Monday, October 26, 2015

How to Edit EVP's for Beginning Paranormal Investigators

By Robin Strom Mackey

Sometimes I think the worst part of paranormal investigating is trying to learn all the new technology, especially if you’re not naturally tech savvy.  My new team has been struggling with their introduction to evidence review and audio editing lately, and the growing pains have been...painful. When I had three new team members try to send me hours of raw, unedited audio. I realized I had a big problem, a really big problem, because if they didn’t review their audio, it left me to do it, and I don’t have twenty free hours to spare!
So I decided to put some training together to help them, me, and perhaps you, through the process. This is an article for beginning investigators and much of the information is rudimentary or just plain common sense. But trust a former broadcast and radio production instructor, sometimes the rudimentary needs to be explained, and common sense vocalized.

Audio Editing Software

I recommend the free Audacity Audio Editing download to my new members. The price is right and software easy to learn and use.  Recently one of my new members asked in despair whether he should buy a sound board and expensive editing software package because his audio quality was so poor.  I’ve worked in broadcasting and radio in the past, and I use the free Audacity software. It produces good quality audio, as long as the initial audio is of  decent quality. So, I suggest you save the money for expensive software packages and instead buy a decent audio recorder.

Voice Recorder

I’ll reiterate, buy a decent audio recorder in the first place and you’ll not need a whole lot of editing savvy on the back end. When looking to purchase an audio recorder, make sure it either has a USB port onboard, or comes with a USB cable. In other words, you need to have some way to move the raw audio in the voice recorder to a computer.  Some of the cheaper voice recorders are all in one units, so beware.  Avoid dictation recorders and recorders that use proprietary software, as they won’t play well with other file types. 

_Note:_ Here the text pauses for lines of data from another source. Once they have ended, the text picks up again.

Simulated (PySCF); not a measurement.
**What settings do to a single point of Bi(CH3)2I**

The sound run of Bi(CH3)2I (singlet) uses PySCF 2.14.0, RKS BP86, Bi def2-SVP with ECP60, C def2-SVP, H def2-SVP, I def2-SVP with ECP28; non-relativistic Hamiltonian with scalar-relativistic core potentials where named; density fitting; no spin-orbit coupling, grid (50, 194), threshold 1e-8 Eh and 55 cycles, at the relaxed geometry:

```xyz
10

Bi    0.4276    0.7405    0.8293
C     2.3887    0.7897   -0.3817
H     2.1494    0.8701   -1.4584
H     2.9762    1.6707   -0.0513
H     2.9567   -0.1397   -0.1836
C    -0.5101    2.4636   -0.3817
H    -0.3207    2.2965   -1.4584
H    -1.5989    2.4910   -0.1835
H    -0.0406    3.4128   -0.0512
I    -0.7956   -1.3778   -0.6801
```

One of the team members recently purchased an Olympia unit that was very easy to use, recorded six hours of audio without a hitch, and which she was able to purchase off the shelf at Walmart. You gotta love it when devices actually do what they’re supposed to do.

On the higher end of the price range, I love my Zoom unit, and I realized after I purchased the machine that Zoom recorders are what the T.A.P.S. team uses for their wireless audio.  My unit produces excellent quality audio that is a breeze to transfer to the computer. My only complaint is that the playback function on the unit has malfunctioned, which forces me to review the audio on the computer.  But then, you really ought to do your audio review on the computer anyway.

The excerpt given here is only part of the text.